Rodney GRAHAM, Appellant,
v.
STATE of Florida, Appellee.

No. 94-1576.

District Court of Appeal of Florida, Fifth District.

August 26, 1994.

Rodney Graham, pro se.

No appearance for appellee.

DIAMANTIS, Judge.

Rodney Graham appeals the summary denial of his rule 3.800(a)[1] motion to correct an illegal sentence, contending that his sentence is illegal because it exceeds the agreed sentence under his plea agreement. The record reflects that Graham pled nolo contendere to two second-degree felonies, which are each punishable by a prison sentence not to exceed 15 years,[2] in return for a prison sentence of 5 1/2 years; however, the trial court sentenced Graham to a split sentence of 5 1/2 years incarceration followed by 5 years probation. We affirm because a sentence *512 which is otherwise legal is not rendered illegal merely because it exceeds an agreed sentence under a plea agreement. As the court in Judge v. State, 596 So. 2d 73 (Fla. 2d DCA 1991), rev. denied, 613 So. 2d 5 (Fla. 1992), explained:

Rule 3.800(a) is intended to provide relief for a narrow category of cases in which the sentence imposes a penalty that is simply not authorized by law. It is concerned primarily with whether the terms and conditions of the punishment for a particular offense are permissible as a matter of law. It is not a vehicle designed to re-examine whether the procedure employed to impose the punishment comported with statutory law and due process.

Id. at 77. See also Nowlin v. State, 639 So. 2d 1050 (Fla. 1st DCA 1994); Young v. State, 616 So. 2d 1133 (Fla. 3d DCA 1993); Kelly v. State, 599 So. 2d 727 (Fla. 1st DCA 1992).

We note that Graham's proper remedy in this case is to file a 3.850 motion[3] asserting that the plea should be set aside because, although a sentencing court is not required to impose a sentence in conformity with a plea agreement, if the court cannot abide by the terms of the agreement, the defendant must be given the opportunity to withdraw his plea. See Jenkins v. State, 549 So. 2d 247 (Fla. 5th DCA 1989).

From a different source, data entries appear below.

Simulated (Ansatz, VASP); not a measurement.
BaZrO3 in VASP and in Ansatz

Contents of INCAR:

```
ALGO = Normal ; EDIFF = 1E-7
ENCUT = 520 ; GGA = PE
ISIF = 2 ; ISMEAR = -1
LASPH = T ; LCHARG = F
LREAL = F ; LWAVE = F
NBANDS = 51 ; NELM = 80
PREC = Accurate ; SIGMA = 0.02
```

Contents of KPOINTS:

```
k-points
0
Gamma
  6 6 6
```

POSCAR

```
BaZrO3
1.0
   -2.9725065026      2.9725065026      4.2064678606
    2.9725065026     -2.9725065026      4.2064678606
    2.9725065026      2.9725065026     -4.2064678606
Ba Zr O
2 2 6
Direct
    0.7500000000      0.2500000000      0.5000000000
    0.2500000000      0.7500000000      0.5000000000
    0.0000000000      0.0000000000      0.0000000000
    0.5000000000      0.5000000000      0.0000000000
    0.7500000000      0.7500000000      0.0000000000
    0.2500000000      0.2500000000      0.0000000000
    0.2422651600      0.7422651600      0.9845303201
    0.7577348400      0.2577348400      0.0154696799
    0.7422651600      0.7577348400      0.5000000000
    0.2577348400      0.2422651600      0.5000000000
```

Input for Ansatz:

Accordingly, we affirm the trial court's order denying Graham's rule 3.800(a) motion without prejudice to Graham filing a rule 3.850 motion in which he may seek to be sentenced within the terms of his plea agreement. If the trial court determines that it cannot abide by the plea agreement, Graham should be given the opportunity to withdraw his plea.

AFFIRMED.

DAUKSCH and GRIFFIN, JJ., concur.

NOTES

[1] See Fla.R.Crim.P. 3.800(a).

[2] See ยง 775.082(3)(c), Fla. Stat. (1993).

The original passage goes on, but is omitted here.